|
- # Created on 2018/12
- # Author: Kaituo XU
- """
- Logic:
- 1. AudioDataLoader generate a minibatch from AudioDataset, the size of this
- minibatch is AudioDataLoader's batchsize. For now, we always set
- AudioDataLoader's batchsize as 1. The real minibatch size we care about is
- set in AudioDataset's __init__(...). So actually, we generate the
- information of one minibatch in AudioDataset.

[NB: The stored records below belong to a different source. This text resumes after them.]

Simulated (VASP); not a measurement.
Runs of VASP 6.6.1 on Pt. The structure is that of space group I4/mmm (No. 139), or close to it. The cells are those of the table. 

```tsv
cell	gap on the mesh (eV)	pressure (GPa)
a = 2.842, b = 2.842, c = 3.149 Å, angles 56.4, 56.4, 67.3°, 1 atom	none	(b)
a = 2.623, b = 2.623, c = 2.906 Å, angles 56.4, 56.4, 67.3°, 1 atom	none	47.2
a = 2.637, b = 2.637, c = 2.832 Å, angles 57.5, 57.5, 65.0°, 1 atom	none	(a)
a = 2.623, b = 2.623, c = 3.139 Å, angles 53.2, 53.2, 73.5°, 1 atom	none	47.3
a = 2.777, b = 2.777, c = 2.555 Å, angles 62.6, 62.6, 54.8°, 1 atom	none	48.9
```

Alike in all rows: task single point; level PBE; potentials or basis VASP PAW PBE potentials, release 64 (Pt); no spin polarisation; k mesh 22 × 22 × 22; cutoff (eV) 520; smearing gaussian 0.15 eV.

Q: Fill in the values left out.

- 2. After AudioDataLoader getting one minibatch from AudioDataset,
- AudioDataLoader calls its collate_fn(batch) to process this minibatch.
-
- Input:
- Mixtured WJS0 tr, cv and tt path
- Output:
- One batch at a time.
- Each inputs's shape is B x T
- Each targets's shape is B x C x T
- """
-
- import json
- import math
- import os
-
- import numpy as np
- import torch
- import torch.utils.data as data
-
- import librosa
-
-
- class AudioDataset(data.Dataset):
-
- def __init__(self, json_dir, batch_size, sample_rate=8000, segment=4.0, cv_maxlen=8.0):
- """
- Args:
- json_dir: directory including mix.json, s1.json and s2.json
- segment: duration of audio segment, when set to -1, use full audio
-
- xxx_infos is a list and each item is a tuple (wav_file, #samples)
- """
- super(AudioDataset, self).__init__()
- mix_json = os.path.join(json_dir, 'mix.json')
- s1_json = os.path.join(json_dir, 's1.json')
- s2_json = os.path.join(json_dir, 's2.json')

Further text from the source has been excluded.